Extending system calls

Posted May 15, 2008 16:45 UTC (Thu) by i3839 (guest, #31386) [Link]

I'm so glad the sys_indirect approach is abandoned, it looked horrible to use (and that glibc
would provide wrapper functions is no consolidation).

Stylistic gripe

Posted May 15, 2008 22:25 UTC (Thu) by alvherre (subscriber, #18730) [Link] (1 responses)

This is very minor -- it was rather disapppointing to see developers being talked about by
last name.  I can only hazard that it's the standard in press, so Edge follows it, but Jon has
always seemed to prefer using first names instead and the result is better (IMVHO).

Stylistic gripe

Posted May 15, 2008 22:50 UTC (Thu) by nix (subscriber, #2304) [Link]

I concur. The developers don't refer to each other by last name, and are 
pretty much universally known either by first name or email address, so it 
looks really rather out of place.

Extending system calls

Posted May 17, 2008 21:12 UTC (Sat) by jimparis (guest, #38647) [Link] (3 responses)

> Currently, programs can use fcntl() to change an open file descriptor to
> have the close-on-exec property, but there is always a window in time
> between the creation of the descriptor and changing its behavior. Another
> thread could do an exec() call in that window, leaking a potentially
> sensitive file descriptor into the newly run program. Closing that window
> requires an in-kernel solution.

No it doesn't!  Simple locking between threads would easily fix the race.  See
https://bugzilla.redhat.com/show_bug.cgi?id=233481 for an example.  The problem with this
approach appears to be poor performance.

Extending system calls

Posted May 19, 2008 11:42 UTC (Mon) by liljencrantz (guest, #28458) [Link] (2 responses)
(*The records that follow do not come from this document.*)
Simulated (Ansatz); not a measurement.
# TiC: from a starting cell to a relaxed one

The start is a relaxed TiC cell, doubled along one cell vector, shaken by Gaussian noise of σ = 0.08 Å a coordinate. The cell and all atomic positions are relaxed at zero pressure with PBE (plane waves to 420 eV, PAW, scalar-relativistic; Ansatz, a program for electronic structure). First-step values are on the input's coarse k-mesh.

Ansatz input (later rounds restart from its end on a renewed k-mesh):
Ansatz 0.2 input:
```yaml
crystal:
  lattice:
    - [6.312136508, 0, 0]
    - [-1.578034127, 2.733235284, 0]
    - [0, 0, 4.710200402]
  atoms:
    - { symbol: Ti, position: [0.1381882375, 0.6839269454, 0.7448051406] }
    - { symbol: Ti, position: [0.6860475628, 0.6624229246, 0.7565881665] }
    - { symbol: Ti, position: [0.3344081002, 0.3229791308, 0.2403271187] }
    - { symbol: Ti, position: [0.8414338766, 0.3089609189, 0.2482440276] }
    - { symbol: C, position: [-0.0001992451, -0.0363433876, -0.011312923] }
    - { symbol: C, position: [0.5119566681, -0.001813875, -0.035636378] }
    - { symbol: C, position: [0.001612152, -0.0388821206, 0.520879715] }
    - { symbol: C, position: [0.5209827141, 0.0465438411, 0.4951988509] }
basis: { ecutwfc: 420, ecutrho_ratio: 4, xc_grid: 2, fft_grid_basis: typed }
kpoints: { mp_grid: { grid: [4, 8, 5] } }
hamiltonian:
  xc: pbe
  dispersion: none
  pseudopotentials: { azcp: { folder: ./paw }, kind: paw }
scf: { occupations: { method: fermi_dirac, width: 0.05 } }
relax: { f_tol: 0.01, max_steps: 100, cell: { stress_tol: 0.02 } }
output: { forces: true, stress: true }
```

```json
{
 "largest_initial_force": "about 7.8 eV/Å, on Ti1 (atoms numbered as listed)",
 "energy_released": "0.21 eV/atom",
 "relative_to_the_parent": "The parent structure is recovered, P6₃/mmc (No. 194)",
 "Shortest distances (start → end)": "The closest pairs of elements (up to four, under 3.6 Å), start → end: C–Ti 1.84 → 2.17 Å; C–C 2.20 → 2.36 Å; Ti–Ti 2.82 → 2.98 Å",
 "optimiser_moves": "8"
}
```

If the fd creation is part of a library, that solution may be unacceptable.

Syscalls and locking

Posted Aug 3, 2008 5:43 UTC (Sun) by smurf (subscriber, #17840) [Link]

Libraries don't directly call the system; they use the glibc entry points.

However, any possible locking scheme would require that execve() and open()/whatever cannot
run concurrently. It's not hard to construct a program that would be hurt rather severely by
that restriction.

Extending system calls

Posted Oct 10, 2008 19:41 UTC (Fri) by bluefoxicy (guest, #25366) [Link]

Why not uh. fork(), then in the child (which calls exec()) call close() to drop the file handle, THEN call exec()? You know, like normal people?